Court of Criminal Appeals of Texas
Mar 6, 1968
424 S.W.2d 631 (Tex. Crim. App. 1968)

Summary

In Fennell, the trial court charged the jury only abstractly on the law of self-defense in a single paragraph and did not apply the law to the facts.

Summary of this case from Barrera v. State

Opinion

No. 40830.

March 6, 1968.

Appeal from the Criminal District Court No. 6, Harris County, Fred M. Hooey, J.,

Ray Epps, John Cutler, Houston, for appellant.

Carol S. Vance, Dist. Atty., Joe S. Moss, James C. Brough, Wells Stewart and J. Robert Musslewhite, Asst. Dist. Attys., Houston, and Leon B. Douglas, State's Atty., Austin, for the State.


OPINION ON STATE'S MOTION FOR REHEARING


Our original opinion is withdrawn and the following is substituted in lieu thereof.

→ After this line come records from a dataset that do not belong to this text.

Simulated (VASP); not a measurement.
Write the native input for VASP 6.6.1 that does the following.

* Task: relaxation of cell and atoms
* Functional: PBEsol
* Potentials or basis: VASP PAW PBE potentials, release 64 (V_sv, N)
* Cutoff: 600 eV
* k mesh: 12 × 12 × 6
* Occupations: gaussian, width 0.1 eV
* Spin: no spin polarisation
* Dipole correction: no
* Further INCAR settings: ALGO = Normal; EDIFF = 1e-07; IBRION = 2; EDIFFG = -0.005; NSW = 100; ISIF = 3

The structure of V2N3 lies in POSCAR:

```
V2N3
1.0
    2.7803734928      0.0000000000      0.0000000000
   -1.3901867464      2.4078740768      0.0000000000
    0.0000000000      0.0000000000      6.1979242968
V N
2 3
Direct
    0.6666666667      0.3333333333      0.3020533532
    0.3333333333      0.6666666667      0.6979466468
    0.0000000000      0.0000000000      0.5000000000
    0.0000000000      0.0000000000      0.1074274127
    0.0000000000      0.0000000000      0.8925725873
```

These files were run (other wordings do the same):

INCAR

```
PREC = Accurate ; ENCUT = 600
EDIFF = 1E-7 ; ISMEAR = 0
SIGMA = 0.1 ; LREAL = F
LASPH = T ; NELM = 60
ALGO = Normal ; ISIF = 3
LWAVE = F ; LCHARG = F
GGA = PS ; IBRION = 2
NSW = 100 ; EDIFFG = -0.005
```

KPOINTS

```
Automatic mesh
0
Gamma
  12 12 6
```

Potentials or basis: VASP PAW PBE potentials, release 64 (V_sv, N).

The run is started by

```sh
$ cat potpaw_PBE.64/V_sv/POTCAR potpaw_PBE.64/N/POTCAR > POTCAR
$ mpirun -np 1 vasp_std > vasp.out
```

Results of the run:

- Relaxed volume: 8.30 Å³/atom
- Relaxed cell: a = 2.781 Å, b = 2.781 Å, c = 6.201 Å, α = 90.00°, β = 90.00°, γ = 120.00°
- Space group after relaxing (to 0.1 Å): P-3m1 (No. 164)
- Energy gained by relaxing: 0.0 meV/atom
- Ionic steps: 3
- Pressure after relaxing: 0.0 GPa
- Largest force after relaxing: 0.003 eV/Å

The offense is Murder without Malice; the punishment, assessed by the trial court after a verdict of guilty, five (5) years confinement in the Texas Department of Corrections.

On original submission this cause was reversed and remanded on the grounds (1) that the facts were insufficient to show an unlawful killing and that the uncontroverted evidence established self-defense as a matter of law, and (2) that the appellant was deprived of a fair and impartial trial by reason of fundamental error which occurred despite the lack of objection when, under the circumstances, the trial court charged only abstractly on the law of self-defense and failed to apply the law to the facts.

On rehearing, upon further consideration, we have concluded that we were in error in holding that self-defense was established by the facts as a matter of law.

We remain convinced, however, that this cause must be reversed on the error in the court's charge. The testimony of the State and appellant clearly and strongly raised the issue of self-defense both against an unlawful attack giving rise to apprehension or fear of death or serious bodily injury (Articles 1221, 1226, V.A.P.C.) and against a milder attack (Article 1224 P.C.).

In our original opinion said:

"It is further observed, since self-defense was the crucial question in the case at bar, that the court charged the jury only abstractly on the law of self-defense in a single paragraph and did not apply the law to the facts. For some unexplained reason there was no objection to such charge, nor was this fact assigned as ground of error or mentioned in oral argument or otherwise. The fact remains, however, that the jury was never told that if they found from the evidence that the appellant had acted in self-defense, or if they had a reasonable doubt thereof, to acquit this appellant.

"It has been the consistent holding of this Court under the provisions of Article 36.19, V.A.C.C.P. (former Article 666) that a case will not be reversed on appeal because of an error in the charge of the court to which no objection was made, unless the error was calculated to injure the rights of the defendant or unless it appears that he has not had a fair and impartial trial. Aston v. State, (Tex.Cr.App.), 48 S.W.2d 292; Barfield v. State, (118 Tex.Crim. R.), 43 S.W.2d 106; McCue v. State, (75 Tex.Crim. R.), 170 S.W. 280; Bonds v. State, (71 Tex.Crim. R.), 160 S.W. 100; Coleman v. State, (68 Tex.Crim. R.), 150 S.W. 1177.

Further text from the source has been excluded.